AWS Certified Solutions Architect - Associate / Question #1036 of 1019

Question #1036

A company is deploying a new analytics application. The application runs on three Amazon EC2 instances and uses an Amazon DynamoDB table for data storage. A solutions architect must ensure that the EC2 instances can access the DynamoDB table.

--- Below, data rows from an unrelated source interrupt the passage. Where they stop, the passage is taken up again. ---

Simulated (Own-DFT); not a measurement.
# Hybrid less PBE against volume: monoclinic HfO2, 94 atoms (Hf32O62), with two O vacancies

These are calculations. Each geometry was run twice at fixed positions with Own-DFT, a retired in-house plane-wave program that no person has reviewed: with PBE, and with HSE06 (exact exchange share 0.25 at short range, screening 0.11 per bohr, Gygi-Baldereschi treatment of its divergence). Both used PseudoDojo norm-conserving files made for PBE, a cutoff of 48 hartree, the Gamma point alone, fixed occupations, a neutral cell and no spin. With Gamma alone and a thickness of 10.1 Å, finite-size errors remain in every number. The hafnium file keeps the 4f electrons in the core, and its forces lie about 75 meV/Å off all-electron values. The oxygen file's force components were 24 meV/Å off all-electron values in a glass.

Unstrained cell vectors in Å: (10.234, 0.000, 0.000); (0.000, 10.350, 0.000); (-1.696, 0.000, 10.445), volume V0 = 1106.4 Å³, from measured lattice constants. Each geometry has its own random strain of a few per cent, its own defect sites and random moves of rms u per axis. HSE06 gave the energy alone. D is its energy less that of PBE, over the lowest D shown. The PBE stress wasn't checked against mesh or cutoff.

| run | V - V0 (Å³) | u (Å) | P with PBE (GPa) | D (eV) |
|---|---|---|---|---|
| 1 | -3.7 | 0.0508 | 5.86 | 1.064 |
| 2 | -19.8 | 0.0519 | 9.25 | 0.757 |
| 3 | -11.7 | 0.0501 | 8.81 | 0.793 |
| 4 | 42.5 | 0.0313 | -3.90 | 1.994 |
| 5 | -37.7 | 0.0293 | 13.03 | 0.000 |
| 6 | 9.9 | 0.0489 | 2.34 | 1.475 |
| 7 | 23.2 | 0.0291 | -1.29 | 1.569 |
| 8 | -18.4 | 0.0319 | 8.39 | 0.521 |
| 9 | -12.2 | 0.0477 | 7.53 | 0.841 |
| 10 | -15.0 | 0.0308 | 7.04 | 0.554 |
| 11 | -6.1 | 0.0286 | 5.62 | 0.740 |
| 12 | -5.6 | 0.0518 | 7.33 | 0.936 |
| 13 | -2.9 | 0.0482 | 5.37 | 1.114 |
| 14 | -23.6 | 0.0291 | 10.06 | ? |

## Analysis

What should the solutions architect do to meet this requirement?

A

Create an IAM role that grants access to the DynamoDB table. Attach the role to the EC2 instances.

B

Create an IAM policy that grants access to the DynamoDB table. Attach the policy to the EC2 instances.

C

Create an IAM group that grants access to the DynamoDB table. Attach the group to the EC2 instances.

D

Create an IAM user that grants access to the DynamoDB table. Attach the user account to the EC2 instances.

Explanation

Answer A is correct because IAM roles are designed to grant permissions to AWS services like EC2. By creating a role with DynamoDB access and attaching it to the EC2 instances, the instances inherit temporary security credentials, ensuring secure and scalable access without hardcoding keys.

Why other options are incorrect:
- B: IAM policies cannot be directly attached to EC2 instances; they must be attached to roles, users, or groups.
- C: IAM groups are for organizing users, not for granting permissions to EC2 instances.
- D: Using IAM users with static credentials on EC2 is insecure and against AWS best practices.

Key Points:
1. Always use IAM roles for EC2 instances to enable secure, temporary credentials.
2. Policies define permissions but require attachment to roles/users/groups.
3. DynamoDB access requires explicit IAM permissions via roles for EC2 instances.